Eric's friend from their bar mitzvah days, Ira, affably played by Stephen Shelowitz, is thrilled to recognize himself in the novel. Ira's even more thrilled to hear that a movie adaptation will follow. Eric is headed to L.A. in the morning. But first he must present his book to his father, and then deliver carryout to his wife in a last-ditch bid to save their marriage. Nina, played by Christine Copley with determined resignation, gives herself and Eric permission to get on with their lives.

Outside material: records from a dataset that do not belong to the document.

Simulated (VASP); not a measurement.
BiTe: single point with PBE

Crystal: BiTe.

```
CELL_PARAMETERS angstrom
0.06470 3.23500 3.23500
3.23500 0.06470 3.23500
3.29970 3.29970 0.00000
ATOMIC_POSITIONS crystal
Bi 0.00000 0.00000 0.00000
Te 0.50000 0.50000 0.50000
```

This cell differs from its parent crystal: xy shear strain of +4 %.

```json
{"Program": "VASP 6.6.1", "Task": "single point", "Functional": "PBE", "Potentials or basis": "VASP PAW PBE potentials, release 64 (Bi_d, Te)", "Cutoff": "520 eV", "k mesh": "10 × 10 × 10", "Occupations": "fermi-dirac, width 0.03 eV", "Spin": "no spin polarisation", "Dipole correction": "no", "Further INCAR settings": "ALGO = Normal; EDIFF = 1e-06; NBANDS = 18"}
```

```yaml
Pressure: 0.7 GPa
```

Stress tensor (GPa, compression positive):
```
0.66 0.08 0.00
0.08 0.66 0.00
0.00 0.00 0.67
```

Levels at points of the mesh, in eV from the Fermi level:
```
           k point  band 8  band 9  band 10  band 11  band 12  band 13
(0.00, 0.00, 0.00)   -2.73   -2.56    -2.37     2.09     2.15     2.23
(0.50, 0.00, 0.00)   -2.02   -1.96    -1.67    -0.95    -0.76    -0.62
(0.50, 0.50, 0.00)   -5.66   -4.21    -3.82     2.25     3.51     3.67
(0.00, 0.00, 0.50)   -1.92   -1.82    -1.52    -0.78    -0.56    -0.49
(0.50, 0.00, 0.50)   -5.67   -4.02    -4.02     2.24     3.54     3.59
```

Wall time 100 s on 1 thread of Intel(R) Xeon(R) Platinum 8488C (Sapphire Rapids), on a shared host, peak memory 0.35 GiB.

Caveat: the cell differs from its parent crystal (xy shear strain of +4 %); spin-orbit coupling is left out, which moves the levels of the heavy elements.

Eric takes her at her word, bringing a college girl back to his hotel room once he gets to L.A. Alison, self-conscious in her nervous banter, seems both crestfallen and relieved when Eric calls her a cab. It's not just that he has business in the morning. Adultery would be out of character for Eric, even with his marriage in shambles.
His script is also in shambles following a meeting with producer Melissa (Christine Nelson). Eric finds himself reading lines with Tyler, a goyim TV heartthrob (a cartoonishly bewigged Ben Intonato) anxious to "play against type." Melissa warns Eric that his script is "too Jewish," but the insult is all but lost in the banality of a broad comic interpretation. The resulting farce subverts the final scene. That Eric comes home in more ways than one is not troubling, except that we could see it coming from the opening scene.
As a venue, Northport Theater offers love seats sprinkled among its 500 comfortable single seats. Its proscenium stage is too narrow, which may account for the cluttered look of Charles Townsend Wittreich Jr.'s set. Still, it looks as though Northport - which already has a literary history, given that Jack Kerouac used to live there - has a future in the performing arts, like other Long Island villages that have taken the theater-renovation route.
BROOKLYN BOY. A Long Island premiere by Donald Margulies. Bare Bones Theater Company at Northport
Theater for the Performing Arts, 250 Main St., Northport, through April 2. Tickets $20. Call 631-261-2900. Seen last Thursday.